V4 vs V4.1, Nomi vs Ralph vs Cyrus

I was asked a question in our discord about why the benchmark model trained on Nomi has much higher TC than the model trained on Cyrus. And if this is true, then why do we think Cyrus is the better target?

I think this is an important question and I don’t want the answer to be lost in a discord thread.

To explain what could be going on here I gathered a few summary metrics on 6 different models.

The models are each combination of datasets v4/v4.1 and targets Nomi/Ralph/Cyrus.

I then show the CORR20V2 (the Numerai Corr with Cyrus) for each of these models over the last 1 year, as well as over the last 9 years.

What’s interesting is that over the last year, indeed models trained on Cyrus don’t look better than models trained on Nomi or Ralph, even though Cyrus is the target all of the models are being scored against. This could explain how the current TC reputation could be lower for the v4.1 Cyrus model than the v4 Nomi model.

However if you look over the last 9 years, we see that the v4.1 model trained on Cyrus is the best in Sharpe and Corr, and is 2nd in Maximum Drawdown. This much longer period of great performance is why we believe Cyrus is a better target in general, and why we think models trained on it will have higher TC in the long run.

We really don’t know though, and that’s why we have 36 different targets. It’s almost certainly better to build multiple models on multiple targets and ensemble them in some way, building a model that is robust and will do well in any case.

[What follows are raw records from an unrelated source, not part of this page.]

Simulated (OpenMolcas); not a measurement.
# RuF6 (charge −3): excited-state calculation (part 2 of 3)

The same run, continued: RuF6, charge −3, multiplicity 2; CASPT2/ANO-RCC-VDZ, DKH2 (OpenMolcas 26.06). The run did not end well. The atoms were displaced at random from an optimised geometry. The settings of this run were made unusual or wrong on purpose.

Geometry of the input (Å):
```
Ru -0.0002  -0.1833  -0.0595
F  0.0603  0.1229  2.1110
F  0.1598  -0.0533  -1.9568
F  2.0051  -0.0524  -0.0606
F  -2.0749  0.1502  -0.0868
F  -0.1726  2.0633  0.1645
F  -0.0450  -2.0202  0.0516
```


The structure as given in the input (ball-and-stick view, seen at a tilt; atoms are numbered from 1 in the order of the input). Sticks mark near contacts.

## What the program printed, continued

How do Nomi, Ralph, and Cyrus differ in terms of construction? Is there a risk that Cyrus has been ‘overly tweaked’ to work well on historical data, but may not generalize as well on future data compared to Nomi and Ralph?


which feature set was used to generate these results with >1.5 sharpe?

my best ensemble on medium features is only 1.25.

apologies if answered on discord having trouble accessing.